Schools should stop being “defeatist” when it comes to tackling teachers’ heavy workload, particularly on the subject of excessive marking, Nicky Morgan has said.
The education secrertary made her comments this morning as she announced the creation of three new working groups, including teachers, from September to help schools combat the profession’s long hours.
In a speech at a Teach First conference in Leeds, Ms Morgan said the groups would concentrate on reducing the burden associated with marking, lesson planning and resources, and data management.
Speaking afterwards, the secretary of state said that schools were often too “accepting” of teachers’ working excessive hours.
“Why be so defeatist about it? Why be so accepting?” Ms Morgan said. “There are some schools that do manage the process. That is why I particularly want to look at marking, and one of the things that has come up is ‘deep marking’.
“There are ways of schools are managing workload issues, so why don’t we all look at what we are doing? Rather than just accepting that is what goes with teaching. That is like saying online trolling goes with being a member of Parliament. No, it is unacceptable [and] I will call it out.”
Mary Bousted, general secretary of the ATL, welcomed the government’s recognition of teacher workload as an issue, but accused Ms Morgan of being “insulting” and “selective” about the causes.
“The changes rushed in by the government are one of the biggest drivers for teachers’ workload, and not enough is being done about Ofsted inspections,” Dr Bousted said.
“School leaders asking their staff to do more in the face of the growing accountability is a rational response, even if it is the wrong response. And it is really insulting for her to say that schools are being defeatist about it.”
Ms Morgan said that by establishing the new working groups, she would be able to hear what was contributing to teachers’ workload “right from the front line”. Members of the groups will be announced in September.
“They will be led by front-line professionals, people doing these tasks day in, day out,” she said. “And I really want to hear from them what would make the greatest difference. If we believe in a school-led system then we need to be listening to those on the front line.”
The education secretary also reiterated her desire for people coming to the end of their careers to consider teaching.
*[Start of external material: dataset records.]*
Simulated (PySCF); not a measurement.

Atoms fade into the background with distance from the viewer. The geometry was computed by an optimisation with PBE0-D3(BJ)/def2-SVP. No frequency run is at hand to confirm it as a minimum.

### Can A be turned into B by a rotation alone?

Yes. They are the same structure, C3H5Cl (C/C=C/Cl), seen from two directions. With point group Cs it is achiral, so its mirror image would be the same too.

“I think we need to do more work on it,” she said. “Again I refuse to accept this defeatist idea that we can’t do this. We are asking people to work later, and we have people who now don’t just have one career for life, why not ask them to share that expertise with the next generation of students and inspire them in the classroom?”
Earlier this week, Ms Morgan highlighted one school’s policy banning teachers from checking work emails after 5pm, and suggested that teachers should not be marking “late into the night”.
Her comments were branded “delusional” by the NUT, which said much of the blame for teachers’ heavy workloads lay with the Department for Education.